Where is your evidence? Your arguments are nothing but speculation without any sources to back it up. If you criticize people for not providing evidence, you better provide evidence for your own claims.
Sorry for the bit of a late reply, but I had to go dig up stuff from a previous Denuvo discussion had in an old topic.
What I'm about to say pulls from these sources to kind of give my painted view of it, you can read more in detail, I'll paraphrase what's said a bit:
http://www.denuvo.com/#page-4
^The official site of Denuvo's "official statements" on it.
http://www.eurogamer.net/articles/2014-12-19-denuvo-anti-tamper-drm
^This one about the DRM aspects of Denuvo.
http://www.mcvuk.com/news/read/denuvo-on-fighting-the-war-against-piracy/0173963
^This one on the piracy aspects and Denuvo developer words.
https://www.quora.com/What-are-the-difficulties-of-cracking-a-Denuvo-protected-game
^This report from someone detailing Denuvo's systems in the process of studying cracking it.
http://blackshellmedia.com/2016/07/23/denuvo-effective-yet-controversial-drm/
^This good recollection of the controversy Denuvo has spun and the games that have included it.
And there's more from Developers talking about their decision to add Denuvo to the title on Steam Discussions and such. The developers of INSIDE probably would actually be nice to hear from on this as they're the first developer to drop Denuvo a bit after launch, but it has been said by a few developers that Denuvo is apparently very easy to remove from the developer side but none outside of INSIDE just now have actually dropped it's support yet, so getting their word of how easy it was to drop it would be useful information (though I'd doubt they'd share it).

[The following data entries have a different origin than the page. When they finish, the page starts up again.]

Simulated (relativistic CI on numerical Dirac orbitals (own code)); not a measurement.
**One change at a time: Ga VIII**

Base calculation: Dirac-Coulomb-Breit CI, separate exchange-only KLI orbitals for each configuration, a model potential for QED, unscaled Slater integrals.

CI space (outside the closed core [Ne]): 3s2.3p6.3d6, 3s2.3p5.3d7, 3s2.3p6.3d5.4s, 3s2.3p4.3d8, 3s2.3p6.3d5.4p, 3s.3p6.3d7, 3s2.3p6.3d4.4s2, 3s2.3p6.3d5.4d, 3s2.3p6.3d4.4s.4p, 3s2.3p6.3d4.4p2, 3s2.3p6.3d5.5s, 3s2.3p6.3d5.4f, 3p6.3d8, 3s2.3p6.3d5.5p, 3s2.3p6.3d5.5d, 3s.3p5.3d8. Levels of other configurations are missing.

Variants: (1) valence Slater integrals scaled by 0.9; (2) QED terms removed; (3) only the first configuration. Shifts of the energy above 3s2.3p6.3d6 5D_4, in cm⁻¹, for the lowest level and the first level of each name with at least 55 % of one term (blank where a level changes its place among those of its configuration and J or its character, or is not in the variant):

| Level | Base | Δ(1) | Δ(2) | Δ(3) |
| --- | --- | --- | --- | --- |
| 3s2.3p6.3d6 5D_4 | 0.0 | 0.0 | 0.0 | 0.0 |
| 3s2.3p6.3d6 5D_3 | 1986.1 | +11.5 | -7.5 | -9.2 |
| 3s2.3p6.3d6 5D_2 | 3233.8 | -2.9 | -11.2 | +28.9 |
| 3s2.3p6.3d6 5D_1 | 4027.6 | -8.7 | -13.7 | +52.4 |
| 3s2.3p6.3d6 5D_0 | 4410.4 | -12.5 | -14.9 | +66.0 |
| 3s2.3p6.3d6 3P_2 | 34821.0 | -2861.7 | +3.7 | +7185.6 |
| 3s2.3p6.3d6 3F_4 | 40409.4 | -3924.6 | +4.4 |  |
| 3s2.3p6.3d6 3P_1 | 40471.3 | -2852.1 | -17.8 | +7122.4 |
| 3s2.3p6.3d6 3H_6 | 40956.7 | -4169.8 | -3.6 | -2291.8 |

The main painting is Denuvo itself only will function with another DRM, but the DRM it mostly functions with is Steam itself. Denuvo is Anti-Tamper DRM designed to make it work so that people can't pirate games easily. It can't work by itself because of how it functions to my understanding, the service it most commonly works with is Steam, to super simplify it from my understanding of some discussion from both pirates trying to crack it and Steam Developers on the Steam developer forum is that it does a quick check at several triggers to make sure it is a licensed copy of the game, the information for this is stored and checked on more than one server, including a server stored internally, but also externally, which is part of the failsafe Denuvo talks about since if someone bought the game and already had it validated then Denuvo wouldn't need to revalidate it associated with a certain DRM 'account' (in most cases, Steam). Moreover, it's one of the more expensive DRMs because it's constantly updated to evolve and change as opposed to staying consistent. The other things I could say would more be on theory that evidence, so I'll keep it to myself, but the basic idea is:
A.) Denuvo has had no proven disadvantages for anyone who has bought a game with Denuvo at this point in time.
B.) Denuvo doesn't just use its own servers to validate, and does not work alone. It can't work without another form of DRM, the most common one is Steam. To my understanding even if Denuvo went down, if you had launched the game before, it'd be stored on Steam's services to continue to let you play.
C.) Denuvo can be changed. I only mention this because if they wanted to, they could disable the checks if they ever thought they were going under.
But more so, it's a self-made enemy. If you look up Denuvo, you'll mostly find posts and articles with such opinionated claims as, "Denuvo defeated! _____ cracked!", as if Denuvo has had some negative effect on anyone yet outside of pirates.
I really think you are using the word "evidence" incredibly lightly there.
Relying on the goodwill of publishers and DRM companies is not "evidence", it's "faith".
The only evidence we truly have is a list of online DRM schemes which went defunct and rendered games unplayable without cracking.
You worded it well Durante, faith might be a better word in a lot of cases than evidence, and I do understand why many people have 'bad faith' in DRM from past experiences. But I guess the other half of this is that there's been no 'evidence' against it, like there's a lot of hyperbole calling it the worst, slashes against it, and negative connotations which aren't actually based on anything related to Denuvo, but DRM in general. If you search up Denuvo (which I just did) you'll find a lot of people trying to spread negative word on it are (surprise) mostly from pirating communities. A lot of them bitching about it is what I got when searching for some of the stuff just now, it's prevalent in discussion about the DRM, mostly because I don't think most outside of pirates or people who keep up on this stuff like GAF'ers even realize if a game has Denuvo. It's not like I want Denuvo in games specifically, it's more like I have never seen a legitimate piece of criticism about the service itself, it's all based on other companies and their shitty DRM rather than on Denuvo itself. I can understand the reason developers would find having it in their games due to piracy concerns and the fact it doesn't really do anything to any actual buyers at this point in time. I understand most people's dislike of it is based on the potential it has to be bad, but I think that mindset isn't a productive one. It's based in fear, and I think the worst of people comes from acting and processing information through a lens of fear. If there were need for concern, then I'd be concerned and more understanding towards the criticism, but at the moment it just seems people's case against Denuvo is based entirely in other companies bad DRM rather than anything Denuvo itself actually does.